Dear Phil and Jorge,

Many thanks for your quick replies. I found that:> hist(urban.long[,3])  worked 
and displayed the data as I hoped. This reveals that the data are strongly 
distributed towards the value '1',  and the other bars on the histogram are 
difficult to distinguish from each other as they are very small.
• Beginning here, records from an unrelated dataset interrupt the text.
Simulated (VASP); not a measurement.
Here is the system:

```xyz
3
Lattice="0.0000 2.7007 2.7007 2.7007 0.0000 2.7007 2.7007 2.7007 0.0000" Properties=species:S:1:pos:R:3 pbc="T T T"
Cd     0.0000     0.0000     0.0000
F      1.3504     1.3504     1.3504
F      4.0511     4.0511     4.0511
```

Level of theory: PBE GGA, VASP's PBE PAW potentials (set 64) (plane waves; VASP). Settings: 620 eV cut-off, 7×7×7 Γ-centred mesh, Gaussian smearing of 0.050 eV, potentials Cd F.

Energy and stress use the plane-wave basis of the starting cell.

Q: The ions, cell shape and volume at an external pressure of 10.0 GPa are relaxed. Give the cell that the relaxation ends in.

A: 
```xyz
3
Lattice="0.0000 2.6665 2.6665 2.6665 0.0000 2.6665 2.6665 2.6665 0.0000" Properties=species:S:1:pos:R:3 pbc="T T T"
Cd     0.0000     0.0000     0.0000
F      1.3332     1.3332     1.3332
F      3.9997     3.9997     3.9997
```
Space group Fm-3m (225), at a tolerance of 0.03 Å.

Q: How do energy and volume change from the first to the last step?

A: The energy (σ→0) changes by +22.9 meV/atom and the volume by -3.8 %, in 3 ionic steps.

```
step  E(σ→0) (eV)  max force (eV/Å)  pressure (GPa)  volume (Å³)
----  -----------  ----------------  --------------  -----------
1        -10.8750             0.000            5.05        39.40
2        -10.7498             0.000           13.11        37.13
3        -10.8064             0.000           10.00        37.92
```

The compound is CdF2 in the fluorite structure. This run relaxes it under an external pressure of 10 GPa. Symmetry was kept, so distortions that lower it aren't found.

I therefore wish to examine all values of urban.long[,3] which are greater than 
1.  I have tried the following, but receive error messages each time:

> hist(urban.long[,3]>1)
Error in hist.default(urban.long[, 3]> 1) : 'x' must be numeric
> hist(urban.long[urban.long[,3]>1])
Error in `[.data.frame`(urban.long, urban.long[, 3]> 1) :
  undefined columns selected
> hist(urban.long[urban.long[,3]>1])
Error in `[.data.frame`(urban.long, urban.long[, 3]> 1) :
  undefined columns selected
> hist(as.numeric(urban.long[urban.long[,3]>1]))
Error in `[.data.frame`(urban.long, urban.long[, 3]> 1) :
  undefined columns selected
> hist(as.numeric(as.character(urban.long[urban.long[,3]>1])))
Error in `[.data.frame`(urban.long, urban.long[, 3]> 1) :
  undefined columns selected


Here is some information about the data:

> class(urban.long[,3])
[1] "numeric"
> str(urban.long[,3])
 num [1:67609] 1 1 1 1 1 1 1 1 1 1 ...


I'm probably doing something fairly obvious wrong - if anyone could point this 
out to me then I'd be very thankful!